New car seat feature offers leg up on child safety
Posted November 10
A safety feature common in Europe is making its way to infant car seats in the U.S.
The feature's run in vehicles across the pond means there's already proof that it works. Consumer Reports says child seat safety progress is continuing with the design called a "load leg."
Today's car seats are a lot different from those from 40 years ago, when Consumer Reports started testing them. All the changes, though, have dramatically improved safety.
The most recent improvement is called the load leg, which extends from the base of the infant seat to the floor, making the seat more stable.
In recent Consumer Reports tests, four seats with load legs received the highest performance rating in a simulated 35 mph crash test.
Side-by-side crash test video shows how similar seats from the same manufacturer perform with and without the load leg. Both performed well, but the seat with the load leg has less forward motion than the one without it.
"In our crash tests, seats with a load leg resulted in almost a 50 percent decrease in head injury risk to the dummy compared to seats without it," said Consumer Reports' Emily Thomas.
Even though the load leg adds a step to the installation, Consumer Reports found it easy to use.
But of course you'll pay a premium for the new feature: Prices range from $250 to almost $400.
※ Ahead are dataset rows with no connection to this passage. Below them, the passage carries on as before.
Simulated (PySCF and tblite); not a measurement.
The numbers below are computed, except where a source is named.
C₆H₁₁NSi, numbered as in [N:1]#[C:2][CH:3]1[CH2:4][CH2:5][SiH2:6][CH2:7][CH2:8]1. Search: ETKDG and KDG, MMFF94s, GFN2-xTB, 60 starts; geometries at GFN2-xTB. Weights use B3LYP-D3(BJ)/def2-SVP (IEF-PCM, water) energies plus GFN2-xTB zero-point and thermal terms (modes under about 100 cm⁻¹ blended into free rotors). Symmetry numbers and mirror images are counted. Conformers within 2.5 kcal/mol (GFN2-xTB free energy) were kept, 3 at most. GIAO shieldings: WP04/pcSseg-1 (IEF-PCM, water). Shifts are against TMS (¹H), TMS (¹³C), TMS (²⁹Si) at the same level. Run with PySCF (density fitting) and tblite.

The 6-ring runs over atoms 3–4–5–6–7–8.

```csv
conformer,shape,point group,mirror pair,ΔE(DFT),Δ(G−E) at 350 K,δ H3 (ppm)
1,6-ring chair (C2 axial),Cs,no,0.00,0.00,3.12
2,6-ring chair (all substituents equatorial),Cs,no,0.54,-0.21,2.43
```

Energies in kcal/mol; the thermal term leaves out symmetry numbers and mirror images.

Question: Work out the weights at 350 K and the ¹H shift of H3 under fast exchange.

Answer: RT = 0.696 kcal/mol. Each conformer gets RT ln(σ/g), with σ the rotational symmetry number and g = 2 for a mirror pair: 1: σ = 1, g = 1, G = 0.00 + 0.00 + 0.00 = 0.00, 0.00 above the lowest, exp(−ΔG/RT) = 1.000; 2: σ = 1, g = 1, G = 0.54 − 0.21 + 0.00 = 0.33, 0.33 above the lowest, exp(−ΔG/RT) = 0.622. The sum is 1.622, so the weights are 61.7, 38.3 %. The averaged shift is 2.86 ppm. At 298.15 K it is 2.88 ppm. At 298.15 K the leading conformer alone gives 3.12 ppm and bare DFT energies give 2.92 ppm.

While Consumer Reports says all seats are safe when used and installed correctly, but seats with a load leg feature offer an additional margin of safety.
Consumer Reports warns, though, that not all American cars are designed to work with this new style of car seat.
If you're considering an infant seat with a load leg, be sure to check your vehicle manual for any restrictions.
Another note, rear-facing infant seats typically offer the best fit for children under 1 year old.